So I do not expect to see a virtually sea ice free state until later in the next decade - at the earliest, I suspect that Overland and Wang may be proven right in pinning it on the 2030s. In terms of expectations amongst many in the amateur sea ice community this is a slow transition. However in geological terms it remains abrupt.


Appendix for Dromicosuchus, who asked if the process of April ice thickness loss levelling is happening in any of the peripheral seas.











27 comments:

notjonathon said...

Given generally warmer winters, mightn't the quality of the first-year ice prove to be a factor in the process of transition to ice-free summers? It seems possible that winter freezes would produce ice that is less resistant to early melt, particularly if (when) the melting season grows longer.

I have been following your blog for some time, and I've always looked forward to your analyses on the Arctic Forum. Since you've obviously spent a lot more time and energy studying this than I have, your thoughts carry a lot of weight, but I wonder if there may not be many more factors in this whole process than any of us have been able to grasp.

Chris Reynolds said...

Hi NotJonathon,

Neil has raised almost the same point over at the forum. See Here

Basically ice growth is most vigorous early in the season, so for conceivable shortening over the season thickening should not be as massively affected as it might seem. Winter warming is a factor. However most of the winter warming is from the surface and seems to be due to loss of ice, rather than causing loss of ice. A rough estimate from PIOMAS suggests that thinning from ice 1 to 2m thick is of the order of 1.5cm per year. That doesn't massively affect my conclusion.

Yes, there may be something I'm wrong on, and we may be in for a fast crash. But I don't think I'm wrong on this.

Nightvid said...

Chris, you're usually more conservative about jumping to conclusions than this.

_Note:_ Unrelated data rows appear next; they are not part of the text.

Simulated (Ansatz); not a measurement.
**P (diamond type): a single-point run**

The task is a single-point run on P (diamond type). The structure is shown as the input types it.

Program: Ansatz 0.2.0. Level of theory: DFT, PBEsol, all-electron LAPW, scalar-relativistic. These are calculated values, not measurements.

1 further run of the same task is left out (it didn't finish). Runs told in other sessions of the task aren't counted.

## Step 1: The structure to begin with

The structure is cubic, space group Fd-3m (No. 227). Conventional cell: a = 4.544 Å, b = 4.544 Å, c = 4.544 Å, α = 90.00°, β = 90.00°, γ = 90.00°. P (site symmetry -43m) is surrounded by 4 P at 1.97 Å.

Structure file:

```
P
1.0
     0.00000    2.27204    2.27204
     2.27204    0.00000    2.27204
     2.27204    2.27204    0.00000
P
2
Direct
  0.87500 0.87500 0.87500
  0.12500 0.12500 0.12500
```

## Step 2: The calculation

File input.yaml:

I think it's premature to conclude that nearly ice free summers are that far away. For one, we're seeing the consequences of two very cold Junes (and resulting delays in snow melt), back to back, leading to two subdued PIOMAS spring volume anomaly drops. But given the *very cold* Junes surely it is remarkable that the spring volume drops of 2013 and 2014 are STILL larger than ANY pre-2010 year? And don't we have every reason to believe that in a few years, most years will have a spring PIOMAS volume anomaly drop signifcantly larger than any that we've seen so far?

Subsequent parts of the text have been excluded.